# Custom Document Dataset Generation

This notebook demonstrates how to generate forecasting questions from your own documents and files. You can use PDFs, text, CSV or other types of files as a data source for question generation.

In [None]:
%pip install lightningrod-ai

from IPython.display import clear_output
clear_output()

## Set up the client

Sign up at [dashboard.lightningrod.ai](https://dashboard.lightningrod.ai/?redirect=/api) to get your API key and **$50 of free credits**.

In Google Colab, go to the Secrets section (ðŸ”‘ icon in left sidebar) and add a secret named `LIGHTNINGROD_API_KEY` with your API key.

In [None]:
from google.colab import userdata
from lightningrod import LightningRod

api_key = userdata.get("LIGHTNINGROD_API_KEY")
lr = LightningRod(api_key=api_key)

## Create Input Dataset

Now we'll create Sample objects from our input files and upload them to create an input dataset that can be used for question generation.

> Tip: if you prefer more control, you can also generate these samples manually by chunking the input file(s) according to your needs.

In [6]:
from lightningrod import preprocessing

%pip install langchain-text-splitters
!git clone https://github.com/lightning-rod-labs/lightningrod-python-sdk

from IPython.display import clear_output
clear_output()

samples = preprocessing.files_to_samples("./data/sample_earnings_report.txt",)
print(f"Created {len(samples)} samples from chunks")

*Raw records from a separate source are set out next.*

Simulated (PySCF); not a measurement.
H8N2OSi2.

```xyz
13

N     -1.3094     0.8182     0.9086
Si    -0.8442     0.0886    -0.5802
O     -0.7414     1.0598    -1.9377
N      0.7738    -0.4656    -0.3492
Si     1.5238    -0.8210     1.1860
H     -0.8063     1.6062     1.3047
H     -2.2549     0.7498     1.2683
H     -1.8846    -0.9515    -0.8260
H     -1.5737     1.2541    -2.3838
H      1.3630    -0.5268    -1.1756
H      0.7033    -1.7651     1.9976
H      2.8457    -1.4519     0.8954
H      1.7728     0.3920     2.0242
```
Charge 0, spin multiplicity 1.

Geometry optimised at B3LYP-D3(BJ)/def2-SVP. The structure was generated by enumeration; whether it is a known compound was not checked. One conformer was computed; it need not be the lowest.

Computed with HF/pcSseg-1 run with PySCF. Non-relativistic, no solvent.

input_dataset = lr.datasets.create_from_samples(samples, batch_size=1000)
print(f"Created input dataset: {input_dataset.id}")
print(f"Total samples: {input_dataset.num_rows}")

Created 4 samples from chunks
Created input dataset: 9ae0ba05-56dd-4a2d-8876-2ba4a182594f
Total samples: 4


## Configure Question Generator

Generate questions based on the content of your documents.

In [7]:
from lightningrod import AnswerType, AnswerTypeEnum, QuestionAndLabelGenerator

answer_type = AnswerType(answer_type=AnswerTypeEnum.BINARY)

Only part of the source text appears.